Suffering of Ninko
July 22, 2018 · 0 comments
By Jasper Sharp.
Ninko is a zealous young Buddhist monk of the Edo era. The cause of his suffering, his cross to bear so to speak, is that he is catnip to the ladies. And oh, how he suffers! A simple trip into town on his daily alms round runs the risk of him being overrun by the local lovelies. He is no safer from lascivious eyes back in the cloistered all-male confines of his temple, either.
As Ninko’s meditations are overwhelmed by profane visions triggered by a traumatic encounter in the nearby woods, his attempts to shield himself in a relentless stream of sutras fail to purge his mind of these earthly distractions. Images of cavorting naked figures with CG-airbrushed nipples and pudenda assail his mind, their faces similarly blurred in hazy mirages or concealed by Noh masks, eventually driving him to seizure.
The only remedy is to take a temporary break from temple life and head off on a pilgrimage. Here he plunges beneath the icy cold spray of a mountain waterfall in an attempt to subdue his ungodly thoughts, but alas, again to no avail. Later on his travels he encounters a wandering samurai named Kanzo, standing over a bloody corpse. Claiming innocence of the murder, the warrior leads the monk on a trail through the uplands to the near-deserted village of Akatsuki, where the male population has been decimated by a ghostly seductress, Yama-Onna (Mountain Woman). She roams the surrounding woodlands, draining her victims of their sap to leave just desiccated husks. Her encounter with Ninko, however, will soon become the stuff of legend.
There are those of us of a certain age who will vividly recall that magical time in the early 1990s when Japan’s pop-cultural presence enjoyed a sudden surge in the British zeitgeist. This was the era of Sonic the Hedgehog on the Sony Mega Drive and coin-ops videogames like Tekken and Street Fighter II. Channel 4 catered for a generation weaned on BBC airings of Battle of the Planets and Monkey in the late-1970s with the likes of Kazuko’s Karaoke Klub and the Creature Feature series of Godzilla movies in the late-night post-pub slot. In the wake of Akira, the country learned of a new phenomenon then termed commonly referred to as ‘manga’ but which of course we now know as anime, with titles like Urotsukidoji: Legend of the Overfiend provoking a wave of indignant rage in the national tabloids. Meanwhile in the arthouse, Shinya Tsukamoto’s Tetsuo and Tetsuo II provided many with their gateway drug into a wild and exciting world of a national cinema that had been largely absent from British screens over the past decade. The ICA held the country’s first Seijun Suzuki retrospective, while oddball pink film offerings like Takahisa Zeze’s Dream of Garuda and Hisayasu Sato’s The Bedroom began appearing on video shop shelves for rental, packaged up as art. We’d not seen the likes of such things ever before before.

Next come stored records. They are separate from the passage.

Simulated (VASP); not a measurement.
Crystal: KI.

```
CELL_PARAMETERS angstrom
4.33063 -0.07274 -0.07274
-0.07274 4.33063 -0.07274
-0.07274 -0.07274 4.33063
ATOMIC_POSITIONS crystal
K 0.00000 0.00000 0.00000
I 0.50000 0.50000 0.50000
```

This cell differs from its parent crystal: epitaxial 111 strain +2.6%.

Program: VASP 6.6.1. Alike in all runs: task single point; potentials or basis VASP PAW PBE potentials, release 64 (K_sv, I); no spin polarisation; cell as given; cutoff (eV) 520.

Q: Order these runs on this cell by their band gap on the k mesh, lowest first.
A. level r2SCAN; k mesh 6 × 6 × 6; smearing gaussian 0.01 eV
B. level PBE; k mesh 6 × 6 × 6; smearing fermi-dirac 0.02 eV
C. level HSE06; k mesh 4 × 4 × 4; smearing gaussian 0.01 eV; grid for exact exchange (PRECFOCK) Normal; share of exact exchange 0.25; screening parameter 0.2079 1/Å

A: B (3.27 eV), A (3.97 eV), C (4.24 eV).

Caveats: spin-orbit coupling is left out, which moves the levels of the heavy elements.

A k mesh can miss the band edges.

Nowadays, a national cinema once renowned for providing something dramatically different from the norm is looking remarkably samey in its output. How could one resist, then, a title described by Variety as “beyond weird even by Japanese standards”?
Norihiro Niwatsukino’s tongue-in-cheek blend of flesh and fantasy is certainly the kind of oddball offering that would not have looked out of place nestling alongside the likes of these aforementioned examples all those decades ago. In fact, its distributor Third Window Film’s recent release of Mushi Pro’s A Thousand & One Nights and Cleopatra reminded me of a long-forgotten title from the early days of anime fandom that came out in the UK around this time on VHS, The Sensualist (1991). This was an adaptation of Saikaku Ihara’s 17th century novel and celebration of Edo-era eroticism, The Life of an Amorous Man, scripted by the director of the Animerama films, Eiichi Yamamoto.
Suffering of Ninko certainly has the kind of strong cultural odour that Japanophiles will find difficult to resist, with its fusion of live-action and animations based on Edo-era shunga erotic woodcuts and a narrative about a young Buddhist monk drawn from his ascetic path by the lure of carnality that recalls Kyoka Izumi’s atmospheric novella The Holy Man of Mount Koya (1900).
There is also a freshness about it missing from the kind of safe committee-led productions that seem to have become the standard in contemporary Japanese cinema, as Third Window Film’s head honcho Adam Torel is often prone to rail against. Suffering of Ninko is a resolutely independent work, crowd-funded and obviously low-budget, but never cheap-looking, owing to the fact that its director evidently understands the language of cinema. The film is full of striking compositions, aided by a well-judged use of not too much CG, and well thought-through sound design.
Like Tsukamoto’s debut with Tetsuo, it is clearly the vision of one man who in the process of putting the production together has left his own fingerprints all over the shop. Niwatsukino had a hand in almost every aspect of the finished product, including writing, directing, producing, editing, costumes, animation and special effects. Prior to this feature debut, his works include a number of music videos, the live-action short Strawberry Jam (2010) and three 4 minute episodes of his own animation series called Onizushi [http://onizushi.com/].
Clearly a contender for future cult-movie status, and a rather self-conscious one, let’s face it, Suffering of Ninko main limitation is a 70-minute running time that doesn’t allow much room for narrative invention or sophistication. In fact, rather than feeling compromised by budgetary constraints, one does come away feeling that the material feels slightly stretched to make it up to feature length.
I have to say, I found Suffering of Ninko to be a fun and engaging watch, and certainly never a chore, although it is not going to appeal to everyone. It is a title that is likely to have viewers wavering between the two poles of “I’ve never seen anything like it before” and “Move along, there is nothing new to see here”, depending on their age and familiarity with Japan’s cinema. At the very least, it is a herald of better things to come from a director who, with a bigger budget, looks like a very exciting proposition indeed.
Suffering of Ninko is released on dual format DVD/Blu-ray by Third Window.